Payroll tax lobbying falls on deaf ears

Payroll tax lobbying falls on deaf ears

Victorian Treasurer Michael O’Brien has rejected calls for the state government to rethink the payroll tax regime for financial advice licensees.

In a letter to Synchron chair Michael Harrison – who has been a longstanding advocate of payroll tax reform for financial services providers – Mr O’Brien makes clear his government is not entertaining the suggestion of a policy change on the issue.

“The current provisions of the payroll tax law remain appropriate,” Mr O’Brien wrote. “I note that no other jurisdiction has accepted your proposal to provide a specific payroll tax exemption for certain financial planners.”

The Victorian treasurer directed Mr Harrison to the federal government, which it says is more appropriately placed to respond to concerns about the effect of “Commonwealth Government regulation of financial planners”.
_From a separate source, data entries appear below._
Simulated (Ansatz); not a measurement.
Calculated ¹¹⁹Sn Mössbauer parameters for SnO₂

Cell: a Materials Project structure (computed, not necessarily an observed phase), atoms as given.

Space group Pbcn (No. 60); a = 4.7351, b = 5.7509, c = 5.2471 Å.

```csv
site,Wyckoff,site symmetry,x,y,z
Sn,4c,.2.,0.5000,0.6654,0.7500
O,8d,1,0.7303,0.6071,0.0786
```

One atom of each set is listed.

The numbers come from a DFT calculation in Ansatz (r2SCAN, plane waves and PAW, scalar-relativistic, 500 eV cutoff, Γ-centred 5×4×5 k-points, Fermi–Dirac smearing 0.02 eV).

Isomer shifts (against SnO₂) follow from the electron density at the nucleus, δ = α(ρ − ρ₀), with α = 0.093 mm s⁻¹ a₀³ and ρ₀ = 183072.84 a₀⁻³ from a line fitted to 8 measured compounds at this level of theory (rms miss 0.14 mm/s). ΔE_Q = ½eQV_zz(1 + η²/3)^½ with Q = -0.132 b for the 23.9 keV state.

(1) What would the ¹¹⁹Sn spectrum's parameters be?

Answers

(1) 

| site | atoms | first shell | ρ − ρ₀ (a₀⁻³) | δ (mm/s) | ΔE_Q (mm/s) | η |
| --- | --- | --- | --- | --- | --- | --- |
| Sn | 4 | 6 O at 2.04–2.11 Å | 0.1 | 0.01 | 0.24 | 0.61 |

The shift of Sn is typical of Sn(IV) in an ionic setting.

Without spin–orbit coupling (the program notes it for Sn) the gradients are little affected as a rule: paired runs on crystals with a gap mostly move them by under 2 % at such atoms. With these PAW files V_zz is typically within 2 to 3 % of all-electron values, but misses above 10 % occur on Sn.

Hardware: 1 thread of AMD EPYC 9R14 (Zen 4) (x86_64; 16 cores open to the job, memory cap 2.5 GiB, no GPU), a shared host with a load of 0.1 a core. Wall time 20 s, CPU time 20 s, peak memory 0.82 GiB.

The letter follows a submission to the FSI from Mr Harrison which argued that current state legislation poses a “double taxation” threat to licensees.

“In recent years there have been a number of cases where state revenue offices have looked at financial advice licensees with a view to identifying payroll tax liabilities,” Mr Harrison wrote.

“Recent examples suggest that the key exemption available for financial advisers is one where, if the financial adviser employs a minimum number of other staff, then the revenue paid to them via the licensee will be exempt from payroll tax assessment.”

Commenting on the letter from the Victorian treasurer, AIOFP executive director Peter Johnston described the payroll tax status quo as a “significant issue that will cause considerable pain to the larger practices unless we do something about it”.